From: Jason Baron <jbaron@akamai.com>
To: "Michael Kerrisk (man-pages)" <mtk.manpages@gmail.com>,
Andrew Morton <akpm@linux-foundation.org>
Cc: mingo@kernel.org, peterz@infradead.org, viro@ftp.linux.org.uk,
normalperson@yhbt.net, m@silodev.com, corbet@lwn.net,
luto@amacapital.net, torvalds@linux-foundation.org,
hagen@jauu.net, linux-kernel@vger.kernel.org,
linux-fsdevel@vger.kernel.org, linux-api@vger.kernel.org
Subject: Re: [PATCH] epoll: add exclusive wakeups flag
Date: Mon, 14 Mar 2016 15:32:19 -0400 [thread overview]
Message-ID: <56E711C3.8020008@akamai.com> (raw)

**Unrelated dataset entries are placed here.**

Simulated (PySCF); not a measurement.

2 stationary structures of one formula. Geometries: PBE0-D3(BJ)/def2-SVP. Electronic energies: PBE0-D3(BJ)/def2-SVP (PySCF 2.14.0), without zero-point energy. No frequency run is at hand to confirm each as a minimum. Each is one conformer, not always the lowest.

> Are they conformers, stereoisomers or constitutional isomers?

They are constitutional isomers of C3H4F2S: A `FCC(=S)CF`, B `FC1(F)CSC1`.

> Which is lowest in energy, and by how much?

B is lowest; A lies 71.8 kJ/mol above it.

In-Reply-To: <56E6F941.9040307@gmail.com>
On 03/14/2016 01:47 PM, Michael Kerrisk (man-pages) wrote:
> [Restoring CC, which I see I accidentally dropped, one iteration back.]
>
> Hi Jason,
>
> Thanks for the review. I've tweaked one piece to respond to your
> feedback. But I also have another new question below.
>
> On 03/15/2016 03:55 AM, Jason Baron wrote:
>> On 03/11/2016 06:25 PM, Michael Kerrisk (man-pages) wrote:
>>> On 03/11/2016 09:51 PM, Jason Baron wrote:
>>>> On 03/11/2016 03:30 PM, Michael Kerrisk (man-pages) wrote:
>
> [...]
>
>> Hi Michael,
>>
>> Looks good. One comment below.
>>
>> Thanks,
>>
>>> EPOLLEXCLUSIVE (since Linux 4.5)
>>> Sets an exclusive wakeup mode for the epoll file
>>> descriptor that is being attached to the target file
>>> descriptor, fd. When a wakeup event occurs and multiple
>>> epoll file descriptors are attached to the same target
>>> file using EPOLLEXCLUSIVE, one or more of the epoll file
>>> descriptors will receive an event with epoll_wait(2).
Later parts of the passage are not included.